Dolce & Gabbana’s Alta Moda collections are renowned for their lavish locations, offering an experience filled with parties, celebrity mingling, and exclusive shopping. This year, they took their multi-day event to the Italian island of Sardinia.
Instead of drawing inspiration from other cultures, this season Dolce & Gabbana stayed close to home, focusing on Sardinia’s history and traditions. The island’s past is riddled with colonization by Phoenicians, Romans, Vandals, Byzantines, Saracens, and the Spanish Aragonese. The influx of cultures provides a mosaic of symbols and mythologies rooted in paganism.
The new collection prominently featured Sardinia’s illustrious indigenous crafts. Dolce & Gabbana reinterpreted techniques such as filigree, coarse-wool carpet weaving, shirtmaking, and skirt-pleating.
The collection began with black designs with hints of the Sardinan influence to come. One of the opening all-black looks included a corset with a flower-embellished long sleeve top and broad fringed pants.
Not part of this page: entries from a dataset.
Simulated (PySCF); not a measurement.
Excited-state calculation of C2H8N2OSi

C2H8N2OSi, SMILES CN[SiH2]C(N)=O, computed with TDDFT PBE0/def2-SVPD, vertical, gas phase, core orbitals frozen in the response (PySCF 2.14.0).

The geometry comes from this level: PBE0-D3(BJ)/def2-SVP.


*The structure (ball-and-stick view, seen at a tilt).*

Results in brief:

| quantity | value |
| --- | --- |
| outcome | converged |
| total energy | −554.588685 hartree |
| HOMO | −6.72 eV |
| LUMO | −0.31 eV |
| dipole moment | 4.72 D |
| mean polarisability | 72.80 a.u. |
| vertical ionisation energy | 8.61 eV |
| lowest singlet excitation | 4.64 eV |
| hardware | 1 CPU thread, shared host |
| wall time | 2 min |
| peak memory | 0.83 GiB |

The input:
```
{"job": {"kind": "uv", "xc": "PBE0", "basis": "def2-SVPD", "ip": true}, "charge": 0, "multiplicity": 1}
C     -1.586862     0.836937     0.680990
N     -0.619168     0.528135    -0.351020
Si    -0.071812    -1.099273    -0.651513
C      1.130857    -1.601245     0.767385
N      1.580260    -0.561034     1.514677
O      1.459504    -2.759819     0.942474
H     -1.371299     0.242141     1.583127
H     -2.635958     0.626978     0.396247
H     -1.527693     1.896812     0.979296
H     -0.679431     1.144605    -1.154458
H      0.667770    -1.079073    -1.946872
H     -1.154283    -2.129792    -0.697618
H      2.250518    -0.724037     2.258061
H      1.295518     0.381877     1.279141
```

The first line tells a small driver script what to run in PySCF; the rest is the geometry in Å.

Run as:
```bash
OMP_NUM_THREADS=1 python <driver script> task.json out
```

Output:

As the show progressed, gold elements began to shine through, evoking the sense of Roman armor with golden filigree and embroidery.
The designers paid tribute to Sardinian carpet weaving and honored the island’s artisanal skills with puff-sleeved shirts handcrafted by local women using a ceremonial fine-pleating technique.
Dolce & Gabbana’s collection also took inspiration from the couture work of Maison Carosa, which was founded in the late 1940s by Roman princess Giovanna Caracciolo Ginetti. This inspiration can be seen later in the collection with the exaggerated shoulders and cinched waists.